M. Ardid, M. Bou-Cabo, V. Espinosa, J. Ramis, J. Redondo, J. Martínez-Mora, F. Camarena, J. Alba, V. Sánchez-Morcillo
Calibration of sensors is an important task for the acoustic detection of neutrinos. Different approaches have been tried and used (calibrated hydrophones, resistors, powerful lasers, light bulbs explosion, etc.) We propose some methods for calibration that can be used in both the lab and the telescope ("in situ"). In this communication, different studies following these methods and their results are reported. First, we describe the reciprocity calibration method for acoustic sensors. Since it is a simple method and calibrated hydrophones are not needed, this technique is accessible for any lab. Moreover, the technique could be used to calibrate the sensors of a neutrino telescope just by using themselves (reciprocally). A comparison of this technique using different kind of signals (tone bursts, MLS, TSP, white noise), and in different propagation conditions is presented. The limitations of the technique are shown, as well as some possibilities to overcome them. The second aspect treated is the obtaining of neutrino-like signals for calibration. Probably, the most convenient would be to generate these signals from transducers directly. Since transducers do not usually have a flat frequency response, distortion is produced, and neutrino-like signals could be difficult to achieve. We present some equalization techniques to offset this effect. In this sense, the use of inverse filter based in Mourjopoulos theory seems to be quite convenient.

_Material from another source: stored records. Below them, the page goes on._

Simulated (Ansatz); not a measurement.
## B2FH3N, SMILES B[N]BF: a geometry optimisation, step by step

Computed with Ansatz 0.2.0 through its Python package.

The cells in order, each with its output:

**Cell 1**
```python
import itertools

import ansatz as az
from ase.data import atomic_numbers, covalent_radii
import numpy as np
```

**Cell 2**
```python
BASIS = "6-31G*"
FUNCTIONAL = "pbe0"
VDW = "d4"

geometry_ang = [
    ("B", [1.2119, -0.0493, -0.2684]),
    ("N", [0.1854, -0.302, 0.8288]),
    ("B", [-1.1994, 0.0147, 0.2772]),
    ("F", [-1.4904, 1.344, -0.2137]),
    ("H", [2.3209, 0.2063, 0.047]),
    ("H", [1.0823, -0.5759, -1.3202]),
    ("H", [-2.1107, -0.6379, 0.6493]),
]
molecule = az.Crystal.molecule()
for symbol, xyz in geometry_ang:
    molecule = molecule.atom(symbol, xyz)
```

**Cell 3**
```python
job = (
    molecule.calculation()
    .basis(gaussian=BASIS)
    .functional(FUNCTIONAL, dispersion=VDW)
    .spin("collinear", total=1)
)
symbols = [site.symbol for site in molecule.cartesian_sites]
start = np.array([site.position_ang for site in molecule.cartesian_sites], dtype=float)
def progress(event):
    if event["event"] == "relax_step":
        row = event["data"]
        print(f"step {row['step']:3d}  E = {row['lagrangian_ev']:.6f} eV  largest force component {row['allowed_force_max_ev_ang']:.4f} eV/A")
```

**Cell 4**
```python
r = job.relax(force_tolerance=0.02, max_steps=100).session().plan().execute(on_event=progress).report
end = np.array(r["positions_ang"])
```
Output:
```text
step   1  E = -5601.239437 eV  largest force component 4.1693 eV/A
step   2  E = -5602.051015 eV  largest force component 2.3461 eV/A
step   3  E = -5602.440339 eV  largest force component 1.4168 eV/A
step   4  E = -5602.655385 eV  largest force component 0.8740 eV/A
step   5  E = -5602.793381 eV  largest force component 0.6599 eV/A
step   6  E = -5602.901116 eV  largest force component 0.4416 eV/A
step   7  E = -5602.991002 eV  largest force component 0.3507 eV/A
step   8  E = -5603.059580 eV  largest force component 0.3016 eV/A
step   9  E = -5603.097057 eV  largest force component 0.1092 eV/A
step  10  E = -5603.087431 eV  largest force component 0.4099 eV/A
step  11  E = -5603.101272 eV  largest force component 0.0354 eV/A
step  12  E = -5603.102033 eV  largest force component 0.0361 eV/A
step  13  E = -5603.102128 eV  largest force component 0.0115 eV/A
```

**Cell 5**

Novel micro-pixel avalanche photodiodes and their possible application in physical/astrophysical researches

Z.Ya. Sadygov (JINR, Dubna) and I.M. Zheleznykh (INR, Moscow)
Discussions on the production and use of avalanche photodiodes (APDs) as solid state analogs of the photo multiplier tubes (PMTs) in DUMAND-type experiments had started in INR in 1978. In 80th a new type of APDs with negative local feedback the metal-resistive layer-semiconductor (MRS) APDs - was developed in INR by Sadygov et al. in the frameworks of the Soviet DUMAND program led by M.A. Markov. In 90th and during the last few years some new kinds of the Micro-channel/pixel Avalanche PhotoDiodes (M-APDs), which have high signal gain, high photon detection efficiency, very good single electron resolution, were developed in INR and JINR. In this report characteristics of the novel M-APDs which were constructed, produced and tested by -Dubna APD - collaboration (JINR - INR - PSI - IP AZ "Micron" factory) are described. Prospects for using the M-APDs in different fields of Physics and Astrophysics are also discussed.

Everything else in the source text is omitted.